It was 1960 in Atlanta, Georgia.
Rev. Dr. Jesse L. Douglas Sr. was a student at the Interdenominational Theological Seminary and visiting the school library, when a chance meeting changed his life and, potentially, altered the course of American history.
“We both happened to be in the library at the same time,” Douglas, now a resident of Clear Creek Nursing & Rehabilitation Center in Mint Hill, said. “Somehow we struck up a conversation, and I got to know who he was.”
The “he” Douglas was referring to is Dr. Martin Luther King Jr. Before meeting in the school library, Douglas didn’t know much about King beyond who he was. In the years that followed, Douglas, under King’s wing, became an integral part of the mid-20th century American Civil Rights Movement, eventually walking arm-in-arm with King in a famous civil rights march in 1965.

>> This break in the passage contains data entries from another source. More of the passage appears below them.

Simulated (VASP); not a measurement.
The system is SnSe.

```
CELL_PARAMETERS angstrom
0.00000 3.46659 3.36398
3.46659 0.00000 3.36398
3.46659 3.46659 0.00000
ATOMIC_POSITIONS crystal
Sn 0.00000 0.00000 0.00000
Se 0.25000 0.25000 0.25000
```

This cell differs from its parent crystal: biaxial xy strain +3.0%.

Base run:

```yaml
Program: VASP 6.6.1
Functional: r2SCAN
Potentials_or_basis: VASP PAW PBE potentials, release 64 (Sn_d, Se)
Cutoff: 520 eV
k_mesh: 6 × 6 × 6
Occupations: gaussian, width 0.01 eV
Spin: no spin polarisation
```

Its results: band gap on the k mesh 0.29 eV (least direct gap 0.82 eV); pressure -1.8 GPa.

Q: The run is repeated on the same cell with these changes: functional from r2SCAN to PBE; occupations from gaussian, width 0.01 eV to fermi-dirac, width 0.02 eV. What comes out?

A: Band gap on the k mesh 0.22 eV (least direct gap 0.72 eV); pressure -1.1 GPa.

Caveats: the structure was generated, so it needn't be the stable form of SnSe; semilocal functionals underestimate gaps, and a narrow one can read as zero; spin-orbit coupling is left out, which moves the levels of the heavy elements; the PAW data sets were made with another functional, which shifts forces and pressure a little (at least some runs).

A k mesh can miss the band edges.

Meeting King inspired Douglas to join a student-formed organization, the Student Nonviolent Coordinating Committee, which launched a series of nonviolent demonstrations in area stores and restaurants that refused to serve black customers. One of such demonstrations took place in an eating facility in Atlanta’s capitol building.
“When we got there … we were talking about a strategy. We knew if our entire group marched in there at one time, (the restaurant) would immediately close down, and we wouldn’t get any kind of effective response,” Douglas said. “They asked me, being light skinned, if I would sort of go in first and see if they would serve me. If they served me, then the entire group would march in.”
Douglas walked into the restaurant, grabbed a plate and his food, paid his bill and sat down in the cafeteria to eat. None of the restaurant employees batted an eye. When the rest of the group members marched into the restaurant, they were refused service.
“We went directly to the telephone and called our attorney. The law representatives took it in hand, and a suit was filed,” Douglas said.
That lawsuit, Douglas and Reynolds v. Vandenberg, made racial desegregation mandatory for all facilities at the Atlanta capitol building.
The following years involved taking on a number of behind-the-scenes roles that helped pave the way for racial desegregation, both regionally and nationally. Douglas was assigned a pastoral appointment in Montgomery, Alabama, after graduating Interdenominational Theological Seminary in 1962. He continued civil rights work there, which included encouraging schools to respond to desegregation and urging Alabama’s black citizens to register to vote. He eventually became a part of a movement in Selma, Alabama, to recruit black voters.
Douglas joined King and other civil rights activists in March 1965 for the Selma to Montgomery March, during which he walked arm-in-arm with King. A famous photo captured the march, and Douglas became known as “the unidentified white man” due to his lighter skin complexion and a common misconception that he was Caucasian.
Of all his involvements in civil rights activities, Douglas considers the Selma to Montgomery March as the most significant, as it led to then-President Lyndon B. Johnson signing the Voting Rights Act of 1965 into law. The act was created to enforce the 15th Amendment to the U.S. Constitution more strictly, cracking down on racial discrimination in voting.
“I might say that the Selma to Montgomery project achieved for this nation, for blacks and other minority groups, the greatest piece of legislation,” Douglas said.
When reflecting on King, whom he worked with from time to time, Douglas refers to the revered leader as “jovial,” “good at cracking jokes” and someone who “had a good relationship with all of his staff.” Douglas also said that while King was committed to achieving racial equality in America, he was just as dedicated to ensuring his demonstrations did not include violence.
“He really believed in the nonviolence method of achieving social justice in this country … and encouraged all of those who would be a part of his movement to be nonviolent,” Douglas said. “Those not willing to commit (to nonviolence) couldn’t be a part. That’s how serious he was, because he believed violence was not the answer.”
Now 84 years old, Douglas lives at Clear Creek with his wife, Blanche, of 52 years. The couple has three children and nine grandchildren. Douglas said he’s grateful he was able to continue King’s work for decades after his death, and is pleased to know the United States has made significant progress in working to achieve equality among its citizens.
And one of his favorite memories of King?
“There was a statement where he said he would like to see the day when his little children would be judged not by the color of their skin, but by the content of their mind,” Douglas said. “… That was the greatest emphasis of his speech.”